However, a new survey from Bankrate.com of 1,000 consumers shows that homeowners have plenty of legitimate reasons to take out a loan to unlock it.

Consumers’ “growing penchant toward debt might make it tempting to tap into their home’s value,” says Greg McBride, Bankrate’s chief financial analyst.

Nearly three quarters of homeowners recently surveyed say that home improvements or repairs are an acceptable reason to access the equity they have in their homes. In fact, more than half of those surveyed say that is the best reason to apply for a cash-out refinance loan or home equity line of credit (HELOC).

Survey respondents cited other reasons they’d be tempted to use their home equity, including to consolidate debt (44 percent);

Pay for tuition or other educational expenses (31 percent)

Keep up with regular household bills (15 percent)

Make other investments (12 percent)

Big purchases (9 percent believe it would be a good idea to use home equity to purchase big-ticket items, such as appliances and furniture)

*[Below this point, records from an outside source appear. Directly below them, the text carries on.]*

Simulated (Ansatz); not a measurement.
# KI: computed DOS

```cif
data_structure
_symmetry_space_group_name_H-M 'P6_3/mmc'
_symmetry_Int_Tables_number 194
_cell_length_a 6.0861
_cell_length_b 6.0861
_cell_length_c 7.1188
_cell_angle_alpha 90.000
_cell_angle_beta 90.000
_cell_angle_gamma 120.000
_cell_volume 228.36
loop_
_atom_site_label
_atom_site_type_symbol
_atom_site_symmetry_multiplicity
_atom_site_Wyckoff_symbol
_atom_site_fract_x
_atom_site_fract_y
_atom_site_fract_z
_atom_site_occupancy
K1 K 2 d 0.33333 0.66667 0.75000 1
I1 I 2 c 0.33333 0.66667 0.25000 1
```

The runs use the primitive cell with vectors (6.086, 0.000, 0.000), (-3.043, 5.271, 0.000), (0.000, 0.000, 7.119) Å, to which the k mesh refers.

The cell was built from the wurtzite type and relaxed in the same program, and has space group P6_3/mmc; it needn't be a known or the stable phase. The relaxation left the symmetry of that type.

People with lower incomes were more likely than higher earners to say it’s OK to tap into home equity to meet ordinary expenses, the survey found; and millennials seem more willing to tap into home equity than older generations: 22 percent of millennial respondents say that borrowing from home equity to pay day-to-day bills is a viable option, compared with 12 percent of members of older generations.

Even homeowners with doubts about tapping in their home equity may be tempted to do so. Many households are overstretched financially, which could heighten the temptation to borrow. According to a recent Federal Reserve report, 44 percent of Americans say they could not cover a $400 emergency expense out of pocket.

“With the sorry state of emergency savings and increasing levels of consumer debt in a rising interest-rate environment, it’s a matter of ‘when’ not ‘if’ more homeowners turn to home equity to fund home improvements and repairs, or consolidate debt,” McBride noted in the survey’s report.

Using equity to pay for home improvements that increase the value of your home can help rebuild any of the equity taken out, McBride says. The new tax law that went into effect this year also allows homeowners to deduct the interest they pay on home equity loans and HELOCs if the proceeds are used to finance improvements that add significant home value.

Still, financial experts recommend caution for homeowners thinking about borrowing against their home equity, especially because using a home as collateral means they could lose it if they’re unable to repay the lender.

“For a disciplined homeowner, using home equity to consolidate debt at a lower interest rate can be a savvy way to cut interest costs and accelerate debt repayment,” McBride says. “But for undisciplined homeowners, it ties up an asset that is put at further risk of foreclosure while the temptation to run up high-cost debt all over again proves difficult to resist.”